I never suspected that such a database existed, so accessible and easily searchable. Looking for a kabuki play? a samurai clan’s records? records of the trade at Nagasaki? an Edo period novel? You can search for it here, and find out which libraries have handwritten manuscript copies (写本), and which compilations or anthologies contain a modern typed up (活字) copy.

It’s pretty incredible. All these things which I never thought I’d ever be able to find, suddenly available (almost, not quite) at my fingertips.

I searched for Gosannen Ôshû Gunki, a kabuki play composed in 1879 for the special occasion of a visit by former US president Ulysses S Grant to Japan. Performed only once, so far as I knew, I assumed that there was no written record of the script – kabuki, so far as I was told, never tended to keep scripts, the plays being pretty fluid, changing a bit every time they are performed. But, search for it I did, and there it was: original (woodblock?) printed copies in numerous libraries, including Tokyo University, Kyoto University, Waseda University, Geidai (aka Tokyo Univ of the Arts), the National Diet Library, and the collection of Shôchiku (the kabuki production company). And! a typed version of the document available in an anthology called 続帝国文庫並木宗輔浄瑠璃集 (zoku teikoku bunko Namiki Sôsuke jôruri-shû; Collection of Jôruri plays by Namiki Sôsuke, Imperial Archives, continued). Finding that anthology might not be the easiest thing to do, but, for a document I suspected never even existed to begin with, that’s really something.

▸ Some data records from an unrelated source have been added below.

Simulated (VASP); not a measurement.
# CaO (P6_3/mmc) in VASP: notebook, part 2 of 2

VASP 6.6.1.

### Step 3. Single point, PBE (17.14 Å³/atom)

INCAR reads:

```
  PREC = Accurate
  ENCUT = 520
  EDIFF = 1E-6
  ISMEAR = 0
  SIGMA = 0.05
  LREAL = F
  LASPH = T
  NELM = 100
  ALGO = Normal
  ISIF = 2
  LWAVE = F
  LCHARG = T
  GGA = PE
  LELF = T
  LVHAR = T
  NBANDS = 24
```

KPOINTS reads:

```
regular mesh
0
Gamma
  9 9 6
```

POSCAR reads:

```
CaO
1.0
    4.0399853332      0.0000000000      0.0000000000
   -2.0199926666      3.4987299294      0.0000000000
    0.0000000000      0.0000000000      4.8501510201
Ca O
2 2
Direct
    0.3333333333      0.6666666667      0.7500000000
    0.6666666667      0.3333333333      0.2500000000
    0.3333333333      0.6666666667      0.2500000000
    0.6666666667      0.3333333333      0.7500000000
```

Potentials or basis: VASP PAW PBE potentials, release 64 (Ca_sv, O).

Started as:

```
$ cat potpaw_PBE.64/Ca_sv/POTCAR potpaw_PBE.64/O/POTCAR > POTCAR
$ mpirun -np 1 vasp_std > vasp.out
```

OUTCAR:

(2) Want to read a certain Japanese story or novel, but aren’t sure if an English translation exists, what it’s called, or who it’s translated by? Want to translate and seek to publish a Japanese story or novel, but aren’t sure if someone’s beaten you to it?

日本文学翻訳書誌検索 (Japanese Literature in Translation Search), powered by the Japan Foundation, is another very interesting and useful database.

You can choose from a great many languages, not just English, and search by Japanese author, title, publication year and/or keywords, and find whether the book in question has been published in translation.